Google Cloud gets it

Protocol reports that Google VP Kripa Krishnan was asked during the announcement if she is familiar with the "Killed By Google" website and Twitter account, both run by Cody Ogden. The report says Krishnan "couldn't help but laugh," and she said, "It was pretty apparent to us from many sources on the Internet that we were not doing well."

Google Cloud Platform's awareness of Google's reputation, its steps to limit disruption to customers, and its communication of which offerings are more stable than others have created a model for the rest of the company. Many Google products suffer from the specter of unceremonious shutdowns, and that's enough to force customers to seek alternatives. The primary fix to the problem is simply mitigation—i.e., stop shutting so many things down all the time. But a close second would be communication—just tell customers your plans for future support.

Google seems to have no problem offering a public roadmap for the software it ships on hardware devices. Pixel phones and Chromebooks both have public support statements for their software, showing a minimum date for which the devices can count on support. For instance, we know a Pixel 5 will continue to receive updates until at least October 2023.

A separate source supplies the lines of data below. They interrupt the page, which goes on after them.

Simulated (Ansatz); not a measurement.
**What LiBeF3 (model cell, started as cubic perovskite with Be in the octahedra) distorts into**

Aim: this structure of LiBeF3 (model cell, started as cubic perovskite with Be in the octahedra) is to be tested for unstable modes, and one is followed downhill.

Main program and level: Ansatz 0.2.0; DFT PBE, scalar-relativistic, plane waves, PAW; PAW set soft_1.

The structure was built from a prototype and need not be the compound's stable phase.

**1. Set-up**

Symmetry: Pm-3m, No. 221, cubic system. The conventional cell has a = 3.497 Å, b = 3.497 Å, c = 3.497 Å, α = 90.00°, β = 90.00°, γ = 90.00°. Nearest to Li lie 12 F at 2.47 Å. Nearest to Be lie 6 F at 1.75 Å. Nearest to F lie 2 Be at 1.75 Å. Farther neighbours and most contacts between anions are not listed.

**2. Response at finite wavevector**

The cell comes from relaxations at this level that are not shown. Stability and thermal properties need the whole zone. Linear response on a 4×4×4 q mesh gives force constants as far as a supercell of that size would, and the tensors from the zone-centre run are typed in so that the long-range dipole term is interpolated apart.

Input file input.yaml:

Google can't do anything to immediately solve its reputation for killing products and services, but communication can help relieve some of the hesitation users and companies increasingly feel when investing in a Google product. If the company doesn't plan on killing a product for a long time, it should say so! Google should tell users and company partners which products are stable and which ones are fly-by-night experiments.

Of course, for this idea to work, Google has to actually stick to any public commitments it makes so people can trust it will follow through. Recently, the company has not done this. It promised three years of support for Android Things, the Internet-of-things version of Android. Instead, Google ended OS updates after only one year. If the company really wants to fix its reputation for instability, it will need to prove itself to customers over time.